Agreed, fuck 'em (not that you were saying that, but I am). My point was I want something like this for projects and bugs I care about in general. I don't care about this bug, but can relate to the cake-maker.

To anyone not yet familiar, Maria is a really exciting fork of MySQL - https://mariadb.org/


Do you have some info about MariaDB adoption rates?


It's recently replaced mysql in redhat builds, so it's definitely on the up.


    > It's recently replaced mysql in redhat builds, so it's definitely on the up.
"Red Hat's Director of Product Marketing, Mark Coggin, told various media outlets that the company has not made any decision or made an announcement about which database technology will be in Red Hat Enterprise Linux 7."

-- "Red Hat Says No MariaDB/MySQL Decision Made." The H Online, 18 June 2013 (http://www.h-online.com/open/news/item/Red-Hat-says-no-Maria...)


And in OpenSuse, Arch and Slakware. Looks like to me the trend is set.


Oracle might not accept bug fixing donations. But it should accept bug fixing patches from an independent developer. And that developer might accept a bug fixing donation.

That's where a service like http://freedomsponsors.org comes in handy ;-)


> MySQL is a competitor to their flagship Oracle DB

Does it really? I mean, sure, they are both RDBMS's, but that's a pretty broad market. Are there really that many use cases where, with the current market, people who are using MySQL would have Oracle as their next choice or vice versa?

I can see an argument that MySQL competes with some of the same products that Oracle DB competes with (but in different market segments than where Oracle DB does), but I don't see them as directly competitive in any significant sense.


To me, that's kind-of like saying the MacBook Air is a competitor to Apple's flagship MacBook Pro. They're two different products, made by the same company, doing pretty much the same thing but designed for different use cases. It's the way I always felt about Oracle vs. MySQL, even back before Oracle owned MySQL, that they are two different RDBMS platforms designed for two different use cases.

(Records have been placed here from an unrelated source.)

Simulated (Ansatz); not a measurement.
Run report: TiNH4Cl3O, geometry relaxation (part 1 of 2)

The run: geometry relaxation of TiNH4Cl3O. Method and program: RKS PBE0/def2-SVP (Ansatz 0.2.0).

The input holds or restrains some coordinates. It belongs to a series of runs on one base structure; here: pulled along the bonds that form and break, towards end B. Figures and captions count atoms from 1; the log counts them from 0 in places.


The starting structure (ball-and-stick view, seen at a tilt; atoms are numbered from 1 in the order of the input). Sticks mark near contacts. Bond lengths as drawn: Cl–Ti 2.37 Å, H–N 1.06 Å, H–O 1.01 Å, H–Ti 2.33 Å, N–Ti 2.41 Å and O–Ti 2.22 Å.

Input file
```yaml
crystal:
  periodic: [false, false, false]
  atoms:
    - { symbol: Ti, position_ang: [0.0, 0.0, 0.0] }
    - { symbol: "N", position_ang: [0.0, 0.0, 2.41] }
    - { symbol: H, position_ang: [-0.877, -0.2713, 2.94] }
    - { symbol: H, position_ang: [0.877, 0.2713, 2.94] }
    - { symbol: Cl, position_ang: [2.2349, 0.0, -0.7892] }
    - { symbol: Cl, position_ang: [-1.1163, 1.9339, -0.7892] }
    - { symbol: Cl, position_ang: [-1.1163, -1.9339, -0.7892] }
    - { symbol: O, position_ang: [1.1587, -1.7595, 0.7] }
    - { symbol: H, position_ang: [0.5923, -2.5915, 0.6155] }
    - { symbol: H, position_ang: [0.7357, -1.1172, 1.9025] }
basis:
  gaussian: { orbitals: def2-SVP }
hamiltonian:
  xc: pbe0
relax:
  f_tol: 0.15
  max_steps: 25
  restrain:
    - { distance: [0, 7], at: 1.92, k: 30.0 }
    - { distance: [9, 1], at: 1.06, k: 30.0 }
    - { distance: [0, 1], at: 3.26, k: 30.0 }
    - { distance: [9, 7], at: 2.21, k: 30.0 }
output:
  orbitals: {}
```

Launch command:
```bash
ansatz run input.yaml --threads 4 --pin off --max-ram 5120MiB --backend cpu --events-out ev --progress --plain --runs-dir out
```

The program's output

These days, that line may be blurred a little bit, and you can see how both paradigms (and more!) can be combined into a single product with PostgreSQL, but I feel like the MacBook analogy really sums up the way I feel about these two systems.


My project is in that position. We have access to an Oracle site license so we use it. However, we're considering move to a "competing" db, probably postgresql or mysql.

I'm not a certified DBA so take this with a grain of salt, but it seems that any non-trivial use of Oracle systems ramp up in cost very quickly. Both in terms of hard cash and time in education/training.


> We have access to an Oracle site license so we use it. However, we're considering move to a "competing" db, probably postgresql or mysql.

Good point; I was considering mostly the situation where there isn't something already on hand, but it makes sense that there would be quite a lot of times where MySQL and Oracle DB are considered alternatives for a new project/application by shops who already have an existing installation of one or the other.


Given there are more engineers working on MySQL now than any time in its history, I think Oracle is pretty committed to it. MySQL is about fast, OracleDB is about enterprise. A great many companies will run MySQL for things like web applications (especially those that need scale) while running the critical internal systems on OracleDB.

I don't think the MBPro/MBAir comparison is quite right. I think it's more like MBAir versus Mac Pro: it is very easy to see a single person having both of them and utilizing both of them extensively.


> Are there really that many use cases where, with the current market, people who are using MySQL would have Oracle as their next choice or vice versa?

RDS users?


Fortunately, lots of people other than Oracle work on the MySQL code. They would be susceptible to bug fixing donations. Hell, you could outright hire a Percona consultant.